A majority of Redbank’s council voted unanimously to adopt Ordinance 2026-15 on final reading, authorizing funding to continue the borough’s multi-phase lead service line replacement program.
The action followed a detailed presentation by a borough consultant, identified during the meeting as Jackie, who summarized the borough’s progress and remaining work. “As of today, you still have 445 unknowns,” Jackie told the council, and described the borough’s inventory as including 3,764 total services, 2,910 identified as non-lead, and 409 known lead services — of which 205 are full replacements and 204 are partials. Jackie said the borough has secured approximately $1 million in federal grant funding for phase four and plans to bond additional funds; the ordinance text read at the meeting references a $1 million federal grant and authorizes the issuance of roughly $1.3 million in bonds.
Why it matters: Replacing lead service lines is required under the lead and copper rule revisions and subsequent improvements; Redbank’s presenters said the borough began inventory and test-pitting in 2022 and is aiming to finish replacements by a locally set target consistent with New Jersey law. Jackie told the council the borough expects some unknown service lines to be copper and that, for budgeting, staff is planning for a cautious 40% lead rate among the remaining unknowns but hopes the actual rate will be lower.

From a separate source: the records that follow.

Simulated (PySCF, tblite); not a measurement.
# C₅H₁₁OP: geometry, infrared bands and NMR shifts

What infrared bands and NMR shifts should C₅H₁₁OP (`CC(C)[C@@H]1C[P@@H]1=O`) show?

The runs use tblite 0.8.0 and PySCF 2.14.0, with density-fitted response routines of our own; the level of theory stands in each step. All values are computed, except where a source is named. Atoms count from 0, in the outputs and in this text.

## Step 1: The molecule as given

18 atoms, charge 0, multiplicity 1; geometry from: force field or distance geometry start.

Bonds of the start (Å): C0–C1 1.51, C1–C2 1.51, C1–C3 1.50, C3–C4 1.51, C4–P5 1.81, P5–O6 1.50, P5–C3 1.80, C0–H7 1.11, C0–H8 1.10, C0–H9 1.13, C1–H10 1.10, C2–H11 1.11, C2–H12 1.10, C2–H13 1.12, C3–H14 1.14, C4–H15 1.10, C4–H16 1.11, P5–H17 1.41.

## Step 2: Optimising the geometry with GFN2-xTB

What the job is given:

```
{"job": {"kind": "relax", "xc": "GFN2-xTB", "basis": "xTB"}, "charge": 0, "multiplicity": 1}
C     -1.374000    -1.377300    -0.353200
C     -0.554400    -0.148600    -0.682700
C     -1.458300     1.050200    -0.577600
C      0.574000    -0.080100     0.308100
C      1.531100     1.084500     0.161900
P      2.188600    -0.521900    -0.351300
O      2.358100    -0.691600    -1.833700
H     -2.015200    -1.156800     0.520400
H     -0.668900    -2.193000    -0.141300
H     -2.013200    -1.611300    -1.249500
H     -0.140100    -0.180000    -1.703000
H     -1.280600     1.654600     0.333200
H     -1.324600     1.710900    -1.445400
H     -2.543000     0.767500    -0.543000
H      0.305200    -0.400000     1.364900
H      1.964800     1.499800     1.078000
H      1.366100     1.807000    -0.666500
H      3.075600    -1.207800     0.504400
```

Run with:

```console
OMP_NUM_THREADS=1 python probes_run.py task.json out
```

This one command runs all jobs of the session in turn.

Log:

Program details and outreach: Jackie described test-pitting, use of metal detectors and wire tracing to find hard-to-locate private-side lines, and the need for residents to sign right-of-entry (ROE) forms to allow work on private property. “We have 11 ROEs for full services and six for partials” already obtained since outreach began, Jackie said, adding the borough will continue calling, emailing and knocking on doors to secure roughly 150 more ROEs needed for a substantial phase-four program. The presenter described funding from IBank loans, earlier principal forgiveness programs, and federal congressional awards that helped prior phases.
Council response and vote: Council members questioned the consultant about the likely composition of remaining unknowns; Jackie reiterated that the 40% figure is a conservative planning assumption. Following the presentation and a short public hearing on the ordinance, the council moved and seconded adoption on final reading; roll-call votes recorded all present council members voting yes, and the ordinance was adopted.
Next steps: The ordinance establishes the funding framework for phase four work, including replacement of previously unlocated lines that staff will try to identify before paving moratoria would complicate future digs. Staff indicated outreach and ROE collection will continue as the borough schedules replacements and coordinates required inventory updates with state regulators.
A note on recorded figures: Portions of the ordinance reading and the presentation contained garbled numerals in the meeting audio; the consultant and the ordinance text consistently referenced a $1 million federal grant and additional bonding (about $1.3 million) to finance part of the program. The total appropriation figure read aloud in the record was unclear; budget documents or the finalized ordinance text should be consulted for the exact appropriation amount and bond terms.